In my part of the world we say you are a fool if your passion for a pursuit overcomes all practical sense. I am a stitching fool, and I stitch foolishness.

Saturday, June 14, 2014

Major Happy Dance

In the Mood Red is completed!


Now that it's done, I'm going to work on the stitching for Jackie du Plessis' Trianon and Tricia Nguyen's Eve in the Garden of Eden on the week-ends for awhile. Actually, I did pull Eve out of her pillowcase Thursday night and realized my life would be much easier if I basted the outlines for the front, spine, and back before I went any further. That pretty much took up my stitching time for that evening. Now I can get back to stitching the designs and experimenting with the threads on that piece.

A friend once asked how I could reconcile stitching some of the glitzy canvases I do with samplers and smalls.

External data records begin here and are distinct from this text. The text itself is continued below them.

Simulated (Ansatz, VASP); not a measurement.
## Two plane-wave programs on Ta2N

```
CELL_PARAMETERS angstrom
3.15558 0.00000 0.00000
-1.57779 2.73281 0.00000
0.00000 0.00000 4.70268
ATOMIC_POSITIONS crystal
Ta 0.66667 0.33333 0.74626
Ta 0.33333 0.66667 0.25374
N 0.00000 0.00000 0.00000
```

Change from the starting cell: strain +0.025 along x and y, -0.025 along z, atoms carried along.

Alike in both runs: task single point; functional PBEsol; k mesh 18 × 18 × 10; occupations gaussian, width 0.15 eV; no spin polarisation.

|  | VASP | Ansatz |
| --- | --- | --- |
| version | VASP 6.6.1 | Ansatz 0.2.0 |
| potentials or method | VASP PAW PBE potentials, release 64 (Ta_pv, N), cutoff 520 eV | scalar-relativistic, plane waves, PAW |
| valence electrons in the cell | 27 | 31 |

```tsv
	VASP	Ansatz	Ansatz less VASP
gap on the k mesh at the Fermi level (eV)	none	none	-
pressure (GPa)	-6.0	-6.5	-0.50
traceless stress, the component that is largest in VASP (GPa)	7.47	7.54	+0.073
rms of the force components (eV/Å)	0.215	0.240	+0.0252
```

The flippant answer is that it all involves  a threaded needle.

It's actually more than that. I think they appeal to different parts of my stitching life.  The canvas pieces tend to involve different techniques and materials from the samplers I love to stitch. Those are usually created with silk and linen only. I've always loved toys--the smalls appeal to that desire to play with little things. And then there are the over-the-top designs and stitches of the 17th century projects . . . which, when you stop to think, have as much of the glitz as the contemporary pieces do. Hmmmmmmm . . .

Basically, it does boil down to a threaded needle. Let's just leave it at that and forget analyzing it.